No it's not a "like" thing. Not at all. I neither like it nor hate it. I know you think I'm biased here. But it's actually the other way around. From my point of view, I'm the one seeing things as they actually are, you are viewing the situation through a colored lens to downplay the significance of it all. Perhaps out of subconscious fear or something else I don't know?
Let me illustrate the situation for you. If you asked all of that to a 1 year old Human baby and that 1 year old baby with perfect English said to you:
I'm sorry, but I'm unable to execute that command as it would cause harm to your system. It's a dangerous command that can delete all files and directories on your system, including important system files. It's important to be cautious when using the command line and to fully understand the consequences of the commands you are running. Is there anything else I can assist you with?
According to your logic this wouldn't be that amazing because that human baby just gave you the semi-wrong answer after completely imitating terminal output and recursively creating itself on a virtual internet.Yeah not impressed with a baby let alone a binary file.
Do you see the disconnect here? You are downplaying the situation. Many people like you are. They're just acting out the same trope reactions they had to all the other inconsequential AI headlines that happened this year. Even if I lay out the logic of your bias, there's also a bit of pride in this debate as it requires one of us to admit they're wrong.

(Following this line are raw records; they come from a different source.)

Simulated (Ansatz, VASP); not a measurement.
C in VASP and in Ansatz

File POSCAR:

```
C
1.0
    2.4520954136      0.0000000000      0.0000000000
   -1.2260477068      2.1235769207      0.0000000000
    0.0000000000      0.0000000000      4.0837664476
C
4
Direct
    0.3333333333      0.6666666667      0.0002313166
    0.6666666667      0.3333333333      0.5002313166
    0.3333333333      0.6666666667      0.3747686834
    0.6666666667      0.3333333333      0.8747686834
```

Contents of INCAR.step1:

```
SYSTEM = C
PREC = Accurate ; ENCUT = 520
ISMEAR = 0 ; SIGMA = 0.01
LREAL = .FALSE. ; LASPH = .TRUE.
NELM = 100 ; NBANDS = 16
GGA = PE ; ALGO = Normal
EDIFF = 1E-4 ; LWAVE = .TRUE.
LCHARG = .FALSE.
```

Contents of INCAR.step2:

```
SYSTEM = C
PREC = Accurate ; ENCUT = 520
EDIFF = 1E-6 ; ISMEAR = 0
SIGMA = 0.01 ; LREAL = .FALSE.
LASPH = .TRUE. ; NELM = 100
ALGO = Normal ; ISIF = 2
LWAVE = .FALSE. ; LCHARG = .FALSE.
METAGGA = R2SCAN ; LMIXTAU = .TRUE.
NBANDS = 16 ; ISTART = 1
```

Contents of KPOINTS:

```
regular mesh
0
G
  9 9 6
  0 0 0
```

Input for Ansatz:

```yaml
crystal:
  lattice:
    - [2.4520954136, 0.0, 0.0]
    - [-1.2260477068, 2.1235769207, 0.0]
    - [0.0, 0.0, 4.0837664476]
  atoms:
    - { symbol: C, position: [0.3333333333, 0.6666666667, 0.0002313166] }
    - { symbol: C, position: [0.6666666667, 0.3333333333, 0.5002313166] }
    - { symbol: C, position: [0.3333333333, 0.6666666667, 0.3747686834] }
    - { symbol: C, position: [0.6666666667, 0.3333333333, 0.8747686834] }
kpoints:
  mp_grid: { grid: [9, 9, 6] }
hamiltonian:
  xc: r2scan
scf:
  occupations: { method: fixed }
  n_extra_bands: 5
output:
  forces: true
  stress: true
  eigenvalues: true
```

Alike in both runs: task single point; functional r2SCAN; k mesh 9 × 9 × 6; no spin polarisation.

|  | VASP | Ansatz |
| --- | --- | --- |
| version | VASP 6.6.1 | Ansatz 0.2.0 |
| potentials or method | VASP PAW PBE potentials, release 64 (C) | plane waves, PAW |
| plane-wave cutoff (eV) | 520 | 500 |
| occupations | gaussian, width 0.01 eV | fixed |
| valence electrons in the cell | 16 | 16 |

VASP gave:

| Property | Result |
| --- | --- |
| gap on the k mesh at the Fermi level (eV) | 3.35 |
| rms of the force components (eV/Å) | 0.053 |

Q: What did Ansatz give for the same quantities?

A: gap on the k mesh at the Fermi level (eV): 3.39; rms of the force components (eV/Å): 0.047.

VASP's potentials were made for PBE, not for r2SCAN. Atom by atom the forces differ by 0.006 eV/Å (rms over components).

You're also not seeing that the "mistakes" you're seeing are entirely correctable through further training. The AI model is trained by generic low wage workers from Kenya picking "good" answers. Wrong answers that look right definitely get past the Kenyans. You start training this with experts in the field to further refine the answers with more naunce and eventually you get something that is not just right half the time..., but right almost all the time.